Phrase Query Completion with Apache Solr and SuggestComponent

Tomasz Sobczak • Back to Haystack 2018

Phrase Query Completion with Apache Solr and SuggestComponent

Query completion is one of the fundamental features of search. It is almost always the first interaction between the user and the search application. When the user types in a few characters, auto-suggester should immediately offer relevant content. It improves search precision, acts as a discovery tool and can increase conversion rates in e-commerce world. Probably most will agree that the biggest challenge is to prepare the completer's data. Text processing and analyzing dictate basic function of suggesters: matching and retrieving.
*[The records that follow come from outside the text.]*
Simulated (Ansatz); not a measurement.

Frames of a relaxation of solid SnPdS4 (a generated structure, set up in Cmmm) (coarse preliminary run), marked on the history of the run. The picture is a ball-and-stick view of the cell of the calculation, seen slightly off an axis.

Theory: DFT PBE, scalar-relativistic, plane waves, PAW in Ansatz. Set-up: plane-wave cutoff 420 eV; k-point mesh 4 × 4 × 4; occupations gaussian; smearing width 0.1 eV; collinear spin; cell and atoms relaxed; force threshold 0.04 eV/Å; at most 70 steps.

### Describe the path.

We love Apache Solr and use it in a large part of our customer projects. However, in many cases we have encountered, the Suggester needs to operate on long text fields, like product descriptions or news texts. There is no easy option to efficiently use it this way, since almost all lookup implementations return entire field content or work in ways which our customers find non-intuitive. In our talk we want to focus on ways of making Apache Solr's SuggestComponent work well with large text fields. We want to present some of the approaches we use to handle this, from simple ideas to more advanced NLP tools. When it comes to suggesting qualified phrases from chunks of text, our ideas are aimed at working great in terms of user experience as well as system efficiency.

View the Slides
Tomasz Sobczak

I work as a consultant and team leader providing search-driven solutions (enterprise / e-commerce search), Apache Solr trainings & consultancy. I help organizations to store, manage and find information. I’m an advisor building search strategies and managing findability investments. On a daily basis I focus on information retrieval, information architecture, search relevancy, search analytics. Regarding the technology, I'm an Apache Solr and Elasticsearch expert. Last but not least, I'm responsible for business development in Findwise Poland. My main areas of interest are: search solutions, machine learning and data science.